There is no “correct” way of picking. Picking techniques vary from player to player and there are some odd ones, like Marty Friedman’s approach where he bends his wrist at almost a 90-degree angle.


Notice how other players pick from different parts of their arm. Paul Gilbert’s picking motion comes mostly from his wrist, while shredders like Vinnie Moore and Rusty Cooley derive their power from their elbow. It’s not important how you do it, just make sure not to create excessive tension. Now, some tension is ok, but if your tone gets buzzy or you’re having trouble controlling the rhythm you should probably slow down and relax a bit more. This is a trial-and-error process, so it’s important to be honest with yourself and reflect on what your hands are doing. You’ll get a feel for how much tension is appropriate.

That brings us to the next important point about picking: rhythm. It’s all about being in time. At a certain speed—which is different for everyone—our brains stop processing each note individually and think of them as a group of notes. At slower speeds, our brain processes each note we hear before sending out the signal to play the next note. This is what neuroscientists call an open feedback loop, while fast playing occurs in a closed feedback loop, where our brain sends out the signal for an entire group of notes that is processed as one unit. That means that playing slow and playing fast utilize different neurological processes and the old adage of practicing slow to play fast doesn’t work.

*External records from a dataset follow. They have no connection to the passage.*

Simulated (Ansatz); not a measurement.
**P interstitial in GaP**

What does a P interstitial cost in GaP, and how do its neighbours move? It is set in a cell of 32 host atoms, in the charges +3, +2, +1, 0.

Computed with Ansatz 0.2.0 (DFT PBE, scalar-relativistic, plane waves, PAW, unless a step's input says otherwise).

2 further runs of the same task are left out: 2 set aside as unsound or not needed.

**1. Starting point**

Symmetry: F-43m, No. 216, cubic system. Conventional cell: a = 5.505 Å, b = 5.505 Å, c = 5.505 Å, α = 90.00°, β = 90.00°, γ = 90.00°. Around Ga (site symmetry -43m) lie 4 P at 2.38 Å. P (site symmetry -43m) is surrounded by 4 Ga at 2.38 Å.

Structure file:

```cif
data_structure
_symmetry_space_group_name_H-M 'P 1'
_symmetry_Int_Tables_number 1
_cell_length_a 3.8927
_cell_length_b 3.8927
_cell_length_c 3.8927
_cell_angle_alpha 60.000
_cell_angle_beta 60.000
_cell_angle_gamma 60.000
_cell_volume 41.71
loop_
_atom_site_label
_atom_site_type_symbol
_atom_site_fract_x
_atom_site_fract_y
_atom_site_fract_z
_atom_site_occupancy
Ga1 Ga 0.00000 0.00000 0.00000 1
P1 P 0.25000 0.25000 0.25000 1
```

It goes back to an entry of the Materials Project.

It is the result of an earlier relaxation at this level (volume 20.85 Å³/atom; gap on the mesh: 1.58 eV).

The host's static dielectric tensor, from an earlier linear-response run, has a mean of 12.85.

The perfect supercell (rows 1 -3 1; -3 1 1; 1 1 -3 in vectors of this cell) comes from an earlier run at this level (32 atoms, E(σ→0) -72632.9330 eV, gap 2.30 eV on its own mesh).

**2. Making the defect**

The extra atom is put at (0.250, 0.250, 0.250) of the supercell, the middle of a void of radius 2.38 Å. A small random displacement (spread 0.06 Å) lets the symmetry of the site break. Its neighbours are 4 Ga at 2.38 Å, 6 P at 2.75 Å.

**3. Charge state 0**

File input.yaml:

Yes, you do need to first practice something slow to properly learn the phrase or lick, but once you have it under your fingers, you must crank up the speed and focus on the first note that falls on each beat and let your brain build up those note groupings. This is known as a speed burst. That’s why being in time and having good rhythm is so important for this process.

Practicing at fast tempos will also expose problems in your technique and efficiency that don’t show during slow practice. I’ve included some basic exercises first to help you really feel the rhythm of the right hand.

Ex. 1 introduces the idea of speed bursts. I’m playing 16th-notes on the first three beats of the measure and then one beat of 32nd notes. That will help you to get used to how it feels to play fast and dial in your right-hand technique with these short bursts. I play four measures of this and then take a short break so as not to fatigue my hand too quickly.

Ex. 1

Start at a comfortable speed and, once you get a feel for it, increase the speed in increments of about 5 bpm until the point where the burst starts to feel a little uncomfortable. At that point I’d recommend single repetitions and focusing on the rhythmic feel. Take short breaks between every repetition. When you feel comfortable at that speed, add more repetitions. When you can do four comfortably, bump up the metronome until it’s uncomfortable again. This forces your body to adapt to the speed and actually get better. You don’t get faster by staying in your comfort zone. Also, don’t do this while watching TV as some people recommend. Mindful practice reaps much faster results than noodling away while being distracted, by a TV or anything else. I also find being really focused on what you’re doing prevents getting bored quite effectively.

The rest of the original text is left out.